The average motion of a surface can be obtained as the displacement and/or rotation history at the reference node on an integrated output section definition. You must define a reference node that is not connected to any other part of the finite element model and select whether the reference node follows only the average translation of the surface or both the translation and the rotation. Since the reference node is not connected to the rest of the model, an integrated output section definition used to track the average surface motion does not form a constraint on the motion of any nodes in the model.

The “force-flow” in a complicated model can be studied using integrated output sections defined over a number of interior cross-section-like surfaces cutting through various parts of the model. It can be equally useful to sum forces over an exterior surface in contact or to sum forces transmitted through a tie constraint between surfaces, which is done by associating an integrated output section definition with an integrated output request. The vector output quantities can be expressed in a coordinate system of choice by specifying an orientation on an integrated output section definition. This coordinate system can rotate by an amount given by the rotational degrees of freedom at the reference node. In addition, the output of the integrated moment across the surface can be taken about a location that can translate by an amount given by the translational degrees of freedom at the reference node. Integrated output over a given surface can be requested with different coordinate systems and reference nodes by employing multiple integrated output section definitions over the same surface.

Creating an integrated output section

You must assign a name to each integrated output section. This name is used to associate the section with an integrated output request. In addition, you must identify the surface over which the section is being defined (see Defining element-based surfaces, Section 2.3.2).

Input File Usage:           
*INTEGRATED OUTPUT SECTION, NAME=section_name, SURFACE=surface_name

ABAQUS/CAE Usage: 

Step module: OutputIntegrated Output SectionsCreate: Name: section_name: select surface region


Creating interior cross-section surfaces

To study the “force-flow” through various paths in a model, you must create interior surfaces that cut through one or more regions (similar to a cross-section) so that you can request integrated output of the total force and moment transmitted across these surfaces. You can create such interior surfaces over the element facets, edges, or ends by simply cutting through one or more regions of the model with a plane; see Creating interior cross-section surfaces” in “Defining element-based surfaces, Section 2.3.2, for more information.

The integrated output section reference node

A reference node can be associated with an integrated output section for one or both of the following purposes:

  • tracking the average motion of the surface; and/or

  • computing the variables from an integrated output request in a coordinate system that moves with the motion of the reference node.

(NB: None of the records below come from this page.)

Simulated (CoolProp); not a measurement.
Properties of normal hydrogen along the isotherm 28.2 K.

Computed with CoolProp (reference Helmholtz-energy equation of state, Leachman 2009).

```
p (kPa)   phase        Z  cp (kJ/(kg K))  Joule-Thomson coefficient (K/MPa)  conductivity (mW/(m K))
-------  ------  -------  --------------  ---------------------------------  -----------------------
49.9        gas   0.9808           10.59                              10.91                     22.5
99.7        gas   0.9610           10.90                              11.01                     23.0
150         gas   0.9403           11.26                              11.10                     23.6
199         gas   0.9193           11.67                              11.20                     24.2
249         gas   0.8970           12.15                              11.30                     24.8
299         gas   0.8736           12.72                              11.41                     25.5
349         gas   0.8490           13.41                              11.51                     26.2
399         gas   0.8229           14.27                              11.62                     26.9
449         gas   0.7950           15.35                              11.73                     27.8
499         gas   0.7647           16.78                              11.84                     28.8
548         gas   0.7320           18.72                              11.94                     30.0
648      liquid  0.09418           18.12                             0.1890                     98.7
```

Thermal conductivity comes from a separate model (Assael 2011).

If the average surface motion must be tracked, you must define a reference node that is not connected to any other part of the finite element model and select whether the reference node follows only the average translation of the surface or both the translation and the rotation. The rotational degrees of freedom will be activated in addition to the translational degrees of freedom at the reference node if it is selected to follow the average rotation of the surface. Further, the initial position of the reference node may be adjusted to lie at the center of the surface automatically.

When an integrated output section with a reference node is associated with an integrated output request, the total moment transmitted through the section is computed with respect to the current location of the reference node. If the reference node has active rotational degrees of freedom, the coordinate system used to express the integrated output variables rotates with the rotation of the reference node.

Positioning the reference node at the center of the surface

The reference node can be repositioned automatically at the center of the surface in the initial configuration when the reference node is not connected to the rest of the model.

The default is to leave the reference node in its specified position.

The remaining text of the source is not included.